Page tree

 

Contents:


This install process applies to installing  Trifacta® Wrangler Enterprise on an AWS infrastructure that you manage. 

AWS Marketplace deployments:

NOTE: Content in this section does not apply to deployments from the AWS Marketplace. For more information on installing from the Marketplace, see the AWS Marketplace listing.


Scenario Description

NOTE: All hardware in use for supporting the platform is maintained within your enterprise infrastructure on AWS.

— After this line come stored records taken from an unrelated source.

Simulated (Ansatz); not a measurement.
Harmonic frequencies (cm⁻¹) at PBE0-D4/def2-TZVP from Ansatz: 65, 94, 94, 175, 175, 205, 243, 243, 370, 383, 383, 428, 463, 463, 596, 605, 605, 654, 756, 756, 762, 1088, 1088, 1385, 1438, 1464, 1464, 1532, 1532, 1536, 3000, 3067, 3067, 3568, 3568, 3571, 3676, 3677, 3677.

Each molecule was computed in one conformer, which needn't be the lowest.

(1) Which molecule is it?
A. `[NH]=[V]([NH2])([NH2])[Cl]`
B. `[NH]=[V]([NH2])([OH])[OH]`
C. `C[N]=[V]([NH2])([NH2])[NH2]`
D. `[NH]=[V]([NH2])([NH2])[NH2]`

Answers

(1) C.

  • Installation of  Trifacta Wrangler Enterprise on an EC2 server in AWS
  • Installation of Trifacta databases on AWS
  • Integration with a supported EMR cluster.
  • Base storage layer and backend datastore of S3

For more information on deployment scenarios, see Supported Deployment Scenarios for AWS.

Limitations

Deployment Limitations

The following limitations apply to installations of  Trifacta Wrangler Enterprise on AWS:

  • No support for high availability and failover
  • Job cancellation is not supported on EMR.
  • When publishing single files to S3, you cannot apply an append publishing action.
  • The following limitations apply to EMR integration only:
    • No support for Hive integration
    • No support for secure impersonation or Kerberos

Product Limitations

For general limitations of  Trifacta Wrangler Enterprise, see Product Limitations in the Planning Guide.

Pre-requisites

Please acquire the following assets:

  • Install Package: Acquire the installation package for your operating system.
    • License Key: As part of the installation package, you should receive a license key file. See License Key for details.
    • For more information, contact  Trifacta Support.
  • Offline system dependencies: If you are completing the installation without Internet access, you must also acquire the offline versions of the system dependencies. See Install Dependencies without Internet Access.

AWS desktop requirements

  • All desktop users must be able to connect to the EC2 instance through the enterprise infrastructure.

AWS pre-requisites

Depending on which of the following AWS components you are deploying, additional pre-requisites and limitations may apply. Please review these sections as well.

Preparation

Before you install Trifacta Wrangler Enterprise on AWS, please verify that you have completed the following:

  1. Read: Please read this entire document before you create the EMR cluster or install the Trifacta platform.
  2. VPC: Enable and deploy a working AWS VPC.
    1. In your VPC. you must define a subnet where you plan to deploy the Trifacta node.
  3. S3: Enable and deploy an AWS S3 bucket to use as the base storage layer for the platform. In the bucket, the platform stores metadata in the following location:

    <S3_bucket_name>/trifacta

    See https://s3.console.aws.amazon.com/s3/home.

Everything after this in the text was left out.